COUNTER-MAPPING THE EUROPEAN GOVERNMENTALITY OF HUMAN MOBILITY: MIGRANTS’ STRUGGLES, PRACTICES OF RESISTANCE, AND REGIMES OF DISCURSIVITY
In this presentation I will use Foucault’s toolbox to come to grips with the stakes involved in the political technology that is presently hinged to the governing of migration in Europe, analyzing at the same time how such a governmental rationality is radically challenged by migrants’ struggles. My analytical approach consists in questioning at the very root the idea that human mobility is something to be governed, and, at the same time, in considering the migratory issue as a “political laboratory” to be analyzed within the broader regime of the governmentality of human mobility.

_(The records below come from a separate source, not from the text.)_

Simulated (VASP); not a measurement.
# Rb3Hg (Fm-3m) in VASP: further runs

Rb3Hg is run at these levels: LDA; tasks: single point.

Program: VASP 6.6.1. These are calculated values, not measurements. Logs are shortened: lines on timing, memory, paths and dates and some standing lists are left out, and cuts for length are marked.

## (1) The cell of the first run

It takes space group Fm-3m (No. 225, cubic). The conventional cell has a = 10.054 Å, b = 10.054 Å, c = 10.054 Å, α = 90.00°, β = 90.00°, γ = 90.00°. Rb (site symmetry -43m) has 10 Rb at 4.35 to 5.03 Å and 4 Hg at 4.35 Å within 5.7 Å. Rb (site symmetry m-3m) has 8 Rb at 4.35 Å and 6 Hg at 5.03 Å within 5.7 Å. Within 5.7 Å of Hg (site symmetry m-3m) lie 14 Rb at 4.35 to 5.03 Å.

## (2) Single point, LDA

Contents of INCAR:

Rather than testing the Foucaultian grid of analysis by referring it to domains Foucault never dealt with, my point is to use some of his conceptual categories because of the “effects of reality” they can produce in our present. I will start by relating my topic to the activities of the Groupe d’information sur les prisons (co-founded by Foucault in 1971), to see the extent to which it may be useful to understand how to connect the issue of migrations to other social struggles over mobility. As a second step, I will explain why the categories of governmentality and practices of resistance can constitute the main analytical grid of intelligibility for framing migrants’ movements and highlighting their relative autonomy with respect to power. Finally, I will conclude by making an inroad to the practices of counter-mapping in order to show how undocumented migrants challenge both the politics of knowledge and the western political categories, overturning the centrality of visibility as the main axis of the political.